Iran threat on Gaza blockade

THE coast off Gaza is becoming the Middle East’s new flashpoint, with Iran and Hezbollah yesterday declaring intentions to break the Israeli blockade and four Palestinians divers shot dead by the Israeli navy.

Iran’s Revolutionary Guard said they were ready to provide a military escort to ships that sought to take humanitarian aid.

“Iran’s Revolutionary Guard naval forces are fully prepared to escort the peace and freedom convoys to Gaza with all their powers and capabilities,” a spokesman for Supreme Leader Ali Khamanei said.

“It is Iran’s duty to defend the innocent people of Gaza.” Iran’s Red Crescent ambulance organisation plans to send two aid ships to Gaza.  Hezbollah leader Sheik Hassan Nasrallah also urged a new flotilla to Gaza. This came as four divers were shot dead yesterday, with Israel claiming the divers were preparing to attack the country.

Turkish newspaper Hurriyet published photographs yesterday of bloodied Israeli commandos who appeared to have been dragged below the deck of the Turkish ship the Mavi Marmara, boarded by Israeli commandos last week.
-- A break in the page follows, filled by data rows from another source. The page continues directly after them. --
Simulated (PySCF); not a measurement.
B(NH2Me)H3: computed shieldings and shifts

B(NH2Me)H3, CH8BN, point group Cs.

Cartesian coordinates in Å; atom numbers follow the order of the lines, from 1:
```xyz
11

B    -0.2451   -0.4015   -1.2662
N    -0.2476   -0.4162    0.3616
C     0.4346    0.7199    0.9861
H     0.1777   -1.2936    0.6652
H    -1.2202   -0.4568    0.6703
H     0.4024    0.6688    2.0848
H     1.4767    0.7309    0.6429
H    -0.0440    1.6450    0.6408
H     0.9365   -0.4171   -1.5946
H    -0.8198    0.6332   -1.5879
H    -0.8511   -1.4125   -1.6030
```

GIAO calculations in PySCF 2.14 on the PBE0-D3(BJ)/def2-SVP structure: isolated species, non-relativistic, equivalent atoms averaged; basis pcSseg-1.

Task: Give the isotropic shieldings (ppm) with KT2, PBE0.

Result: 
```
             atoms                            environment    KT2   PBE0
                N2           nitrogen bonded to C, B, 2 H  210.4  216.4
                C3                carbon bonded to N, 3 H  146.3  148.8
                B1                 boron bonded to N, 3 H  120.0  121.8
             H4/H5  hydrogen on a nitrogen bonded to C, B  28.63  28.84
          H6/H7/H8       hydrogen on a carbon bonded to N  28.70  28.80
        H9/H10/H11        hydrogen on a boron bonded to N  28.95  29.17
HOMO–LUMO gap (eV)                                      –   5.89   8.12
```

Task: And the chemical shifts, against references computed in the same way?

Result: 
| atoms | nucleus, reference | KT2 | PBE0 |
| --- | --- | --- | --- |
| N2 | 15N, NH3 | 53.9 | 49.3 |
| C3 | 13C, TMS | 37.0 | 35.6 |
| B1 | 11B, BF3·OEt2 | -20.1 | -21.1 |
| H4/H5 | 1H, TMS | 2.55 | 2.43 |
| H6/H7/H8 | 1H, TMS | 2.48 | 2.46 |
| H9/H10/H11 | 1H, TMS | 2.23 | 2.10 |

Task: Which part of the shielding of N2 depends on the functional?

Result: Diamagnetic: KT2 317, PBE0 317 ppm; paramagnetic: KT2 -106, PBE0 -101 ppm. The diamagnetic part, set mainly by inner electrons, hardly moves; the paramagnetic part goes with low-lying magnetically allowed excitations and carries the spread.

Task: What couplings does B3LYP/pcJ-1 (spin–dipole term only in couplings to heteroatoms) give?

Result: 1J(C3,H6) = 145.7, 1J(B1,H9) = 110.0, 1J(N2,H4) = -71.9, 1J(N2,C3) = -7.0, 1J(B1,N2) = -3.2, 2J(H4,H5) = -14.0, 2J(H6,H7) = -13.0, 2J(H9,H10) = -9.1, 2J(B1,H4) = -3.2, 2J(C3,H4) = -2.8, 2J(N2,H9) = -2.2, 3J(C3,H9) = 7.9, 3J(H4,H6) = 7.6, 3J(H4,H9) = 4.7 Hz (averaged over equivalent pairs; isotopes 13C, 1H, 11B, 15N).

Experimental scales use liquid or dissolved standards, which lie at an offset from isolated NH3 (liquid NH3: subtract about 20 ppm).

Israel said the pictures proved the commandos fired after being attacked by activists on board the ship trying to run the Israeli blockade of Gaza.  Nine activists, all Turkish citizens, were killed and about 30 injured when Israeli commandos boarded the flotilla in international waters as it was sailing towards Gaza with humanitarian aid last week.

A group of former Israel naval commanders sent a letter yesterday to Israeli Prime Minister Benjamin Netanyahu rejecting government claims that it was merely a public relations and intelligence failure.

“We believe that the operation ended in disaster on a military and diplomatic level,” they said.  “We do not agree with the claims that there was an intelligence gap that caused the outcome. “In addition, we do not accept the claim that there was a PR failure and we believe that the formula chosen ahead of time was doomed to fail.”

Israel’s biggest selling newspaper Yedioth Ahronoth carried a front-page article yesterday by one of the country’s leading journalists, Nahum Barnea, saying Israel should lift the blockade of Gaza and support sovereignty of the Palestinian Authority in the West Bank.

He wrote: “As of now, Israel has no leader and it has no leadership.”  Israel is under pressure to agree to a committee of inquiry with international representatives to examine exactly what occurred during the flotilla confrontation.

UN Secretary-General Ban Ki-moon has spoken to Mr Netanyahu to urge him to agree to an investigation headed by former New Zealand prime minister Geoffrey Palmer, with representatives from Israel and Turkey.

French President Nicolas Sarkozy telephoned Mr Netanyahu yesterday to urge him to agree to the proposal.  Mr Netanyahu said yesterday: “There are many proposals for  all kinds of committees, but we don’t want a problematic precedent to be set here for future events.  “The decision must be made calmly and reasonably.”

But Israel’s ambassador to the US, Michael Oren, ruled out any international inquiry.  Israeli police yesterday arrested a man who had used the internet to urge people to kill the Israeli-Arab member of the Knesset, Haneen Zoabi, who had been part of the flotilla.